Re: [Corpora-List] summary: free sentencizers ; test differentsentencizers with cgi script

From: Shlomo Yona (shlomo@cs.haifa.ac.il)
Date: Mon Mar 10 2003 - 10:27:13 MET

  • Next message: Rayson, Paul: "RE: [Corpora-List] Lancaster Anaphoric Treebank"

    On Mon, 10 Mar 2003, Joerg Schuster wrote:

    > I think one of the disandvantages of your program is that it stores
    > all data in main memory. You have to say something like
    >
    > my $sentences=get_sentences($in);
    >
    > Though this is very comfortable when dealing with small files, I would
    > like to rather say something like
    >
    > while(<>) {
    > print_sentences;
    > }
    >
    > Then huge files could easily be sentencized, too.

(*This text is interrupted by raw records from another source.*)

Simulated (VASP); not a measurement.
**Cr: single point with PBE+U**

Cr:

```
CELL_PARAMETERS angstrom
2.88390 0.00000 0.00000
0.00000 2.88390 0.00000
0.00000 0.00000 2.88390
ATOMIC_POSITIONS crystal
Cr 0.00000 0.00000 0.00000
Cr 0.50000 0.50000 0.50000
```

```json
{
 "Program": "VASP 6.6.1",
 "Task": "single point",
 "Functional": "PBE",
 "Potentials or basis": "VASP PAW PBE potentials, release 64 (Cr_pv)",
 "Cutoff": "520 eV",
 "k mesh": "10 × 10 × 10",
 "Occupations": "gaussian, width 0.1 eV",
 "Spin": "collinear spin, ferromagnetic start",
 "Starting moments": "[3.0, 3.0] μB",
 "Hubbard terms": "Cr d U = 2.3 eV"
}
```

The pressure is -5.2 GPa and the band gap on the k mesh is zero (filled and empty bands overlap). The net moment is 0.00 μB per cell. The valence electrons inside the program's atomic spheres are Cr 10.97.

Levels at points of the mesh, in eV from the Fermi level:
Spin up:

    The thing is that some of the decisions are made globally.
    Of course the program does not need more than a reasonable
    window of text to make good decisions, but the size of that
    windos is something the user should worry about (according
    to the data available).

    Given a huge file, you can first chop it into smaller chunks
    (and you have the freedom to decide how to do that) and then
    feed to the Lingua::EN::Sentence module each chunk at a time.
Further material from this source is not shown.